Solstad Offshore’s platform supply vessel (PSV) Normand Leader has saved 29 per cent of emissions and fuel consumption compared to a normal transit and only minor vessel speed alternations.
Solstad said it had worked with partner VPS Decarbonization over the last weeks to use data analytics to save as much fuel and emissions as possible during the vessel’s long transit.
Historical data was used to determine optimal transit speed, and the crew on board the 2013-built Normand Leader used several measures to reduce fuel consumption, including optimization of trim and draft, autopilot settings, stopping unnecessary auxiliary equipment, and reducing the number of engines adequately to the sea conditions.

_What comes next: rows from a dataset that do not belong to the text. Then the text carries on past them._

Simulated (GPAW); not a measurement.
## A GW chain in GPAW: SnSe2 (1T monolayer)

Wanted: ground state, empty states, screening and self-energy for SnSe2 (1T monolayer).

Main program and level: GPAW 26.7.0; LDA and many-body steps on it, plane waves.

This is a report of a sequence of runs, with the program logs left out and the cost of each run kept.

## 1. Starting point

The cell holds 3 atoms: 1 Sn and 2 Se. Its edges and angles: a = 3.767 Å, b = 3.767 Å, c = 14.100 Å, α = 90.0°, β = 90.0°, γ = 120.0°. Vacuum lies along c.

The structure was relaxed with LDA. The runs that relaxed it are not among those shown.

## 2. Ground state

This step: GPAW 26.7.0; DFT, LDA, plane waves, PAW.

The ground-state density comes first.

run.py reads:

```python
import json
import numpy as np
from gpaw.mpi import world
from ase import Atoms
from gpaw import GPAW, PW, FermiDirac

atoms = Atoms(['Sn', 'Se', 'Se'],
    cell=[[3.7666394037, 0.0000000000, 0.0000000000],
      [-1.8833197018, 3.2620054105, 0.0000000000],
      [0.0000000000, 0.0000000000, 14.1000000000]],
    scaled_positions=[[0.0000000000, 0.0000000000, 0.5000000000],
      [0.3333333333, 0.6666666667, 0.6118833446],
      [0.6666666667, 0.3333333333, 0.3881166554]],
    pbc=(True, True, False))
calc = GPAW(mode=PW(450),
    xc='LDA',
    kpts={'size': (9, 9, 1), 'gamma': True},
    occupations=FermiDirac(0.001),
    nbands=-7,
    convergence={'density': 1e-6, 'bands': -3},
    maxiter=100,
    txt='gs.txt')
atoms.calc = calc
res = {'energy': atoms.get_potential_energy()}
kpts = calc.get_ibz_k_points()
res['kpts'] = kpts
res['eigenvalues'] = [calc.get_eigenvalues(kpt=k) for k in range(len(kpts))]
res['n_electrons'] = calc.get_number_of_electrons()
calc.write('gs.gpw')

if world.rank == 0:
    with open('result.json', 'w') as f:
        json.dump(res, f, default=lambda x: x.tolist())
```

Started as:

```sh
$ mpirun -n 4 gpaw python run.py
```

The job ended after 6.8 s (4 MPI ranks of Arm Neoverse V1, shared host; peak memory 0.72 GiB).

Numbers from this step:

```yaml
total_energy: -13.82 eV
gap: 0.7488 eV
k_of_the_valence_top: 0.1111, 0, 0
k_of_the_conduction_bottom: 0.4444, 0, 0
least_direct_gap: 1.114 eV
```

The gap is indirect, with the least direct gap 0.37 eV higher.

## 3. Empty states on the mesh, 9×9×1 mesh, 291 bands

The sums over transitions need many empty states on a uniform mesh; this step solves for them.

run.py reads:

Before starting the transit, hull optimization was performed, and made sure vessel drag was reduced to a minimum. To create crew engagement, the VPS software MARESS where users can define the transit goals and continuously follow the performance was used.
The Norwegian firm stated that the “incredible” success was due to excellent seamanship and data analytics.
“Projects like this will help us to be better and more efficient. It is a win-win situation for Solstad, the environment and our clients. Initiatives and findings will ultimately be digitized in the above-mentioned software MARESS, which will benefit all users,” said Svein Erik Isaksen, Sustainability Advisor at Solstad.
Investing in battery hybrid systems for its vessels is one of Solstad’s measures taken to achieve the target of 50 per cent emission reduction by 2030.
In September 2022, the company announced that its construction support vessel (CSV) Normand Ocean had been saving more than 25 per cent fuel since the installation of a battery and shore power system.
The Norwegian shipping company last month won five-year contracts with Equinor UK for two of its PSVs, with one vessel set to be upgraded with a battery-hybrid system and shore power.